An apt example presents itself about the workings-out of “worldviews.” On Patheos (August 17, 2022) Peter Demos uses the concept of worldviews in “Is Progressive Christianity Counterfeit Gospel?”
Almost from the outset, Demos’ piece features convenient
maneuverings, such as, “Some people say that Progressive Christianity is the
expression of how Christians should adapt or conform to our culture regarding
popular social issues.” Much more
problematic than the vague “some people” is the incredibly tone-deaf use of the
word "conform." One has to
wonder how often "progressives” in that batch of “some people” ever use
the word “conform,” in any context.
It is no real surprise that Demos’ references to a proper worldview
are accompanied by insistence that any opposing worldview share at least a
similar architecture, if not content.
That, unfortunately, is how worldviews work. Granting oneself a god’s-eye view of
existence is scarcely conducive to consideration of whether one’s opponents are
correct in refraining from taking such a posture. In the present case this betrays itself in
Demos’ conjured pronouncement about what constitutes a “flaw” in Progressive
Christianity: “In my efforts to better understand this movement, I’ve
discovered a major flaw — I can’t find a clear definition of it. Without a
doctrinal statement, it’s difficult to understand how one can choose to be a
Progressive Christian.”
Of course, a believer who is going to demand a “doctrinal
statement” can be expected to demand also a hard-edged notion of authoritative
Scripture, and Demos does not disappoint, offering up a marvelous tautology: “If
the Bible is true, we either accept the entire Bible, or we accept none of it.” (His choice of Scripture quotations in the piece,
unfortunately, deprives us of explicit knowledge of what he thinks of the Deutero-Canon.)
Witnessing, as we must, the rolling progression of presumptions
that characterizes Demos’ embrace of a worldview (as in anyone’s embrace of a
worldview) leads us to see how he must conflate the incomparable, searing
message of the Gospels with the creaking, overburdened, fought-over-through-bloody-centuries
hulk called “Christianity.” (Although
the term “Christianity” is perennially used by this or that denomination as
though their form of it was obvious to any possessor of sweet reason.)
Or as Demos puts it, “The hubris to think that Christianity
needs to progress or adjust is a classic example of the dangers of pride. To
say that we know more than God the Father, Christ the Son and the Holy Spirit
should raise a red flag to those who are following any revised form of
Christianity.” Demos states that he is
not sure what the doctrinally-hazy Progressive Christians are addressing individually
(“This begs the question, what exactly is Progressive Christianity improving?”)
and so his contention that “Christianity” does not need to “progress or adjust”

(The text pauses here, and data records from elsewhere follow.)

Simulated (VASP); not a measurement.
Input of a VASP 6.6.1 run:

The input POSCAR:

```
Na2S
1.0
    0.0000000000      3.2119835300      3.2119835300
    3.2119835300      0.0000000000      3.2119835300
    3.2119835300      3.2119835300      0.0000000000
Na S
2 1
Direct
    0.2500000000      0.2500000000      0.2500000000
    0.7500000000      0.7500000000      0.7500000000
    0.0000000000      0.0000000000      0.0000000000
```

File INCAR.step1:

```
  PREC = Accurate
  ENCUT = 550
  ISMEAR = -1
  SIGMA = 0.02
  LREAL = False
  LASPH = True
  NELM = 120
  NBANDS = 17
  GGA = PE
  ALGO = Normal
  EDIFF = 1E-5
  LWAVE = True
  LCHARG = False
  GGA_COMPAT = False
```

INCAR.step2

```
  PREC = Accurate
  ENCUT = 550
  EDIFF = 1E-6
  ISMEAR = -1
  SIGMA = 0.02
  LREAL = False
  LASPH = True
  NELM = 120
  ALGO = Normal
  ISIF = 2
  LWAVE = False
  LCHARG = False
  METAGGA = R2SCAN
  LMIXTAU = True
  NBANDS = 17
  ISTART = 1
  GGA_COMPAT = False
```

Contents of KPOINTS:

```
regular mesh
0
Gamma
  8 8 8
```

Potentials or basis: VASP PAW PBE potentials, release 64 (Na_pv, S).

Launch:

places him in the position of equating the entirety of a belief system with the
deity in which it believes. I would suggest
that Demos needs to look to his own “hubris” (as well as to the question of who
is actually “begging the question,” as it is properly understood.)
What is really troubling about Demos’ embrace of a worldview
is his confession (certainly his to possess and to believe) of his spiritual progress:
“It wasn’t until I was 42 years old that I truly embraced Jesus in a personal
way and was saved.” Of course, we can only
analyze such a statement on how the words themselves seem to resonate with us
personally, but for myself I could not utter such a statement without
connecting it to the question of values—that I had come to recognize what
mattered, and what did not. All of the necessary
elements of a worldview, then, would follow as a matter of course. To define, embrace, and vocalize a worldview
stemming from the conversion process would be to inject only potentials for
error and for distraction. Are
worldviews really necessary? As Demos
himself says, “No path leads to true happiness and everlasting life except for
Jesus alone (John 14:6) . . . .” (He
follows that with more Scripture, blunting the point if you ask me.)
A worldview, for us, isn’t a real thing. A worldview is a god’s-eye view. In their darker applications, worldviews are
used to justify all sorts of great horrors, all the greater when done in the name
of the Savior who asks us to ask ourselves if his eyes do not look at us
through the eyes of the suffering. That
is as close to a god’s-eye view that we ought ever to come.
To have a worldview is to have to justify that worldview,
and to pretend otherwise must lead inevitably to double-speak. In following up his conversion story, Demos
writes, “Prior to that, I misused the Bible to justify my worldview, instead of
using the Bible to guide my worldview.”
Neither Demos’ conversion nor his life as touched by Jesus is our business,
but it is manifest nonsense to speak of anything as “guiding” a worldview—unless
that “guide” be the worldview itself, with everything else flowing from there.
The Bible, as Demos describes it, must of necessity be a
worldview—the lens through which all else is analyzed (or held to be so.) Or—to reject a “worldview”—the teachings of Jesus,
to the extent to which we can grasp them, can constitute our guide, and the incomprehensible
world (and all its problems) and the unprovable Bible (and all its problems)
can be seen by us in Jesus’ light, as Jesus would will. I recommend the latter option.